Welcome back for another Politics Made Simple blog, and for part ten of my series. In this blog, I’m going to describe Northern Ireland’s state of affairs following May’s Assembly Election in a way that is simple to understand.
So as you will know from the coverage there has been already, Sinn Féin became the largest party in Northern Ireland for the first time in history after May’s Assembly Election. This means that for the first time in history, the biggest party in Northern Ireland’s executive is a Republican Party, which some will argue is a sign that Northern Ireland’s constitutional position might be changing, since Sinn Féin’s Leader in Northern Ireland, Michelle O’Neill, now has enough votes to take up the role of First Minister, as soon as power sharing in Stormont continues to work again.
Then Why is There No Sitting Government in Northern Ireland at the Minute?

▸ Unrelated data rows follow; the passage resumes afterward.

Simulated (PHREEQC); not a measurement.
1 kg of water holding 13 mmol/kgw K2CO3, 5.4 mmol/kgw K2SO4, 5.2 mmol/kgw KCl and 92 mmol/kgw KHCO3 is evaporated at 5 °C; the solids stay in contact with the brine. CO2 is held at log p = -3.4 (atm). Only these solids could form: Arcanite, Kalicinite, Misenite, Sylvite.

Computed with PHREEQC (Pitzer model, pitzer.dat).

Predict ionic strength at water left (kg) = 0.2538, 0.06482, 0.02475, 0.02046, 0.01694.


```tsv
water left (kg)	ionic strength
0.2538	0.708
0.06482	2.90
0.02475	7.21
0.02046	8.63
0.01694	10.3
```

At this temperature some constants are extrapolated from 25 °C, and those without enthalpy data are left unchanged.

Well although five parties were elected to go back into the executive, only four of them are willing to do so at the minute, with one of them being happy to continue their protest in relation to the Northern Ireland Protocol, but to make this sound simpler, we need to go back to before the election.
The Democratic Unionist Party (DUP) pulled their First Minister, Paul Givan, out of the executive in February, and one of their main promises on the run up to the election was that they wouldn’t go back in until after the Protocol was scrapped. Therefore, a lot of the people who voted for the DUP last time will say that they’re doing everything they voted for them to do, which they will also remind people, is exactly what Sinn Féin did for three years.
In the days following the election results, the DUP went up and signed into Stormont before walking straight back out again. This allows them to continue getting paid while not exactly being in the building, which is the same as the rest of the parties.
But while the DUP staying out has left Northern Ireland without a government, a caretaker government has been working in their place. However, these caretaker ministers have limited powers, and they’re only in place until the 26th of October. After that date, Northern Ireland will be left with no one in charge, unless we get our government back before then or we’re taken under Direct Rule, neither of which are likely to happen.
Is it Likely that there will be another Assembly Election Before the End of the year?
This is another option that does seem highly unlikely, but it definitely can’t be complete ruled out at the minute, though a lot of parties — as well as the public — have voiced how they wouldn’t like it.
With the 26th of October being the deadline for how long caretaker ministers can work for, the NIO have started drawing up plans for a snap Assembly election. But as we know from the time when Sinn Féin collapsed the government, politicians can threaten to call for an Assembly Election without actually calling for one.
And so, while there’s a cost of living crisis, problems with the health service, people are struggling to pay for essentials and more, that’s exactly where we are.